Description
Is your feature request related to a problem or challenge?
At query time, our use case requires that we evaluate predicates against in-memory data that may have a schema that is a subset of the table schema. The predicate can reference columns that are not currently in memory or known at query time.
For example, given the following in-memory data:
col_a | value |
---|---|
A | 42 |
We may have to evaluate a predicate such as col_a != A AND col_b=bananas
. Where col_b
is not present in the in-memory schema / unknown at pruning time, but is a valid column for the table in the system as a whole.
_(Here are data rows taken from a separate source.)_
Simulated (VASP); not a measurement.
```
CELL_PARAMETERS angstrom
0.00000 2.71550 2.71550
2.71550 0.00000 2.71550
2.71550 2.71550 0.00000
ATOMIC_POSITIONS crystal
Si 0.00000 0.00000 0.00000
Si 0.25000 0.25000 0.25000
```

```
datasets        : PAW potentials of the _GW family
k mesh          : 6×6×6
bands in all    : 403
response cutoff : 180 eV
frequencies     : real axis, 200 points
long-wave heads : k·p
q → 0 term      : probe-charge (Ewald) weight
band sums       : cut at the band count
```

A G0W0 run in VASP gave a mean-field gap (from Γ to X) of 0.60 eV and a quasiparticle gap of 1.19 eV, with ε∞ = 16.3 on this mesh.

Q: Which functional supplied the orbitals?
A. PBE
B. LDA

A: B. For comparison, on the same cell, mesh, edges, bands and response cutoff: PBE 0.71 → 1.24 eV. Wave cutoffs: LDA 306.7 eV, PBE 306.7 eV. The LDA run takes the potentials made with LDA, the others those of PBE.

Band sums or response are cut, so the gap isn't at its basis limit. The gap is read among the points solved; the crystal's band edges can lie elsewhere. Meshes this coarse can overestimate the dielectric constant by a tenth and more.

Because at query time we have a limited subset of the schema, the schema and statistics provided when constructing the PruningPredicate
covers only col_a, value
.
However the col_a != A
portion of the predicate can be proven FALSE irrespective of col_b
. Unfortunately constructing the PruningPredicate
eagerly validates the presence of statistics for all columns in the predicate, and errors stating that there are no fields named col_b
before attempting to evaluate any portion of the predicate.
Describe the solution you'd like
Attempt to evaluate the predicate based on the available statistics, and return FALSE if possible. If the predicate cannot be proven FALSE, return a "missing column" error as it does today.
For the example above, ideally pruning should return FALSE as it can be proven that col_a != A
is FALSE even though col_b
is unknown at pruning time.
Describe alternatives you've considered
Inserting NULL statistics into the pruning schema to satisfy the presence check - this works around the issue, but unfortunately requires extra processing to prevent the missing field error.
Additional context
This change in behaviour might need sticking behind a flag/option to opt into, rather than being the default.